At the entry of Snow Canyon, Blummenfelt looked over his shoulder, signaling something big was about to happen. But as it turned out, Blummenfelt wasn’t the one making the moves – it was Ditlev with the pass. The Dane stood on his pedals and hammered up the steep grades of the toughest climbs, daring his competition to respond. And respond they did: Blummenfelt, Funk, and Kanute stood as well, refusing to let a breakaway happen in the most critical point of the bike course.

The pack emerged from Snow Canyon and descended with reckless abandon, barreling toward T2 at 39 miles per hour. Ditlev tucked in tight and tried to get any advantage he could, entering T2  with a bike split of 1:49:59, nine seconds ahead of Blummenfelt and Funk. But that advantage was erased in transition as Blummenfelt moved from bike to run in a seamless 29 seconds while Ditlev floundered for nearly twice that amount of time. In the end, it was Blu who started the run first. Would this mistake cost Ditlev the race?
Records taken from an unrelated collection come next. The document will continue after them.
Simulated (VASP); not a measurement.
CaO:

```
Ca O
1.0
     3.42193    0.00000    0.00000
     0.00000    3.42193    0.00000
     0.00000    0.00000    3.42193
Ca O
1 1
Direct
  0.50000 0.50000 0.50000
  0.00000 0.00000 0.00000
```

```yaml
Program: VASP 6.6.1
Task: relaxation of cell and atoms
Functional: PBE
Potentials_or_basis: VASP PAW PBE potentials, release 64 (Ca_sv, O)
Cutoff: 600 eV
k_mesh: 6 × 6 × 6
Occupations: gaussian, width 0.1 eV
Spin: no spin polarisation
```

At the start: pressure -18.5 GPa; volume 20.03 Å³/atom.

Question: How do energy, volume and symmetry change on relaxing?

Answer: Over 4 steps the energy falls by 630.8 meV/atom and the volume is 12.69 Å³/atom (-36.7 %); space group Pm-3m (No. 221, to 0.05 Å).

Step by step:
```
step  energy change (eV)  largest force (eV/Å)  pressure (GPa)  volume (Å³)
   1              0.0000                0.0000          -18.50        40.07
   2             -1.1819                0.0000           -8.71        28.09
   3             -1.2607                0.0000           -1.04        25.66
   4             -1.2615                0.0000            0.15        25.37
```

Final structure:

2022 70.3 Worlds Men’s Race: The Run

Kanute and Blummenfelt battle during the run leg of the 2022 Ironman 70.3 World Championship (Photo: Patrick McDermott)

Though Blummenfelt set out at a 5:47 minute-per-mile pace, his lead didn’t last long. At mile 2, he had company in the form of Kanute, who was throwing down 5:16 splits. As he passed Blummenfelt, Kanute turned the screws even more, dropping the pace to a staggering 4:55 minutes per mile. But this didn’t shake Blummenfelt, who stayed right on his heels and let Kanute drive the pace for the next eight miles.

The effort allowed the two to pull away from the rest of the field. At the five-mile point, the pair had build a 40 second lead over Ditlev and more than two minutes on Funk, Noodt, and Taagholt. But bridging the gap to the front was not the priority for the chase pack – instead, it was holding off a hard-charging Laundry, who was making quick work of moving from eighth off the bike to fifth place. Could he run his way into a podium spot?

And then, a dramatic twist: At mile six, Iden simply stopped, sat on the curb, and said “No more.” As he removed his race bib and exited the course, the residual fatigue from his Ironman World Championship victory three weeks prior was evident; defending his 70.3 title was simply not in the cards this year. It would be up to his friend and countryman to bring home the win.

Blummenfelt stepped up to the challenge. With only three miles to go, he made his move, taking two steps around Kanute and forging ahead. This time, there was no looking over his shoulder – Blummenfelt was laser-focused on the finish line. His stride opened up, and he pulled away, opening up a gap of more than 20 seconds in less than a mile. All the shell-shocked Kanute could do was watch the Norwegian disappear into the horizon.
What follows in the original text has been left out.